This is the main explanatory article in the Category:Barcodes category

Barcode is a machine-readable label, usually printed or attached to some product, parcel or device to show some relevant data. Originally, barcodes represented data in the widths (lines) and the spacings of parallel lines, and may be referred to as linear or 1D (1 dimensional) barcodes or symbologies. They also come in patterns of squares, dots, hexagons and other geometric patterns within images termed 2D (2 dimensional) matrix codes or symbologies. Although 2D systems use symbols other than bars, they are generally referred to as barcodes as well. Barcodes can be read by optical scanners called barcode readers, or scanned from an image by special software.

This applet converts user input into codabar, code128, code39, pdf417, datamatrix, postnet, intl2of5 and some other possible barcodes. If the selected barcode does not support your input, the applet shows red crossing lines.
The first use of barcodes was to label railroad cars, but they were not commercially successful until they were used to automate supermarket checkout systems, a task in which they have become almost universal. Their use has spread to many other roles as well. Other systems are attempting to make inroads in the AIDC market, but the simplicity, universality and low cost of barcodes has limited the role of these other systems. It costs 0.5¢ (U.S.) to implement a barcode, while passive RFID still costs about 7¢ to 30¢ per tag.[1]. Barcodes are usually generated by software with many open source libraries such as [2] available.


The mapping between messages and barcodes is called a symbology. The specification of a symbology includes the encoding of the single digits/characters of the message as well as the start and stop markers into bars and space, the size of the quiet zone required to be before and after the barcode as well as the computation of a checksum. Simple symbologies as codabar convert symbols into barcode segments directly, as if being a kind of alphabet. Advanced symbologies do more complex conversions, providing error recovery and redundancy.

Linear symbologies can be classified mainly by two properties:

  • Continuous versus discrete: Characters in continuous symbologies usually abut, with one character ending with a space and the next beginning with a bar, or vice versa. Characters in discrete symbologies begin and end with bars; the intercharacter space is ignored, as long as it is not wide enough to look like the code ends.
  • Two-width versus many-width: Bars and spaces in two-width symbologies are wide or narrow; how wide a wide bar is exactly has no significance as long as the symbology requirements for wide bars are adhered to (usually two to three times wider than a narrow bar). Bars and spaces in many-width symbologies are all multiples of a basic width called the module; most such codes use four widths of 1, 2, 3 and 4 modules.

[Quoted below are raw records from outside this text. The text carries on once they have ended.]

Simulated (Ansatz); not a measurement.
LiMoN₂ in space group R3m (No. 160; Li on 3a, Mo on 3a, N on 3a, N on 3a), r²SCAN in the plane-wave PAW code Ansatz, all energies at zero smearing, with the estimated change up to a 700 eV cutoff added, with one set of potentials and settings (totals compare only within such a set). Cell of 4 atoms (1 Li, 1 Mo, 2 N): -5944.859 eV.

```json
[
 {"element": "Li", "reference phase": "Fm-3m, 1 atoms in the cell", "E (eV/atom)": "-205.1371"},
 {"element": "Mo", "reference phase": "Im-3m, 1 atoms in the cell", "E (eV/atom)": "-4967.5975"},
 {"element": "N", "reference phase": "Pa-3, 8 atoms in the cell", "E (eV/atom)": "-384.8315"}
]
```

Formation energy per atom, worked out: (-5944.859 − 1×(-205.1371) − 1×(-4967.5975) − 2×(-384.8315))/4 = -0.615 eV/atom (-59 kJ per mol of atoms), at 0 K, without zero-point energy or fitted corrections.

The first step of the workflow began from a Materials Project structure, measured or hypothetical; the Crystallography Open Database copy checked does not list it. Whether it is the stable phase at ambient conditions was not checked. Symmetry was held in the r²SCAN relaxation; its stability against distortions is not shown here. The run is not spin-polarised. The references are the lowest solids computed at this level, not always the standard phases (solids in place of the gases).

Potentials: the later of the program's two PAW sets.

Some symbologies use interleaving. The first character is encoded using black bars of varying width. The second character is then encoded, by varying the width of the white spaces between these bars. Thus characters are encoded in pairs over the same section of the barcode. Interleaved 2 of 5 is an example of this.

Stacked symbologies consist of a given linear symbology repeated vertically in multiple.

There is a large variety of 2D symbologies. The most common are matrix codes, which feature square or dot-shaped modules arranged on a grid pattern. 2-D symbologies also come in a variety of other visual formats. Aside from circular patterns, there are several 2-D symbologies which employ steganography by hiding an array of different-sized or -shaped modules within a user-specified image (for example, DataGlyphs).

Linear symbologies are optimized to be read by a laser scanner, which sweeps a beam of light across the barcode in a straight line, reading a slice of the barcode light-dark patterns. In the 1990s development of CCD imagers to read barcodes was pioneered by Welch Allyn. Imaging does not require moving parts, like a laser scanner does. In 2007, linear imaging was surpassing laser scanning as the preferred scan engine for its performance and durability.

Stacked symbologies are also optimized for laser scanning, with the laser making multiple passes across the barcode.

2-D symbologies cannot be read by a laser as there is typically no sweep pattern that can encompass the entire symbol. They must be scanned by an image-based scanner. However 2-D symbologies are more dense and barcodes with the same amount of information can be smaller. The rest of this article covers the most widely known symbologies, providing also a translating applet for each.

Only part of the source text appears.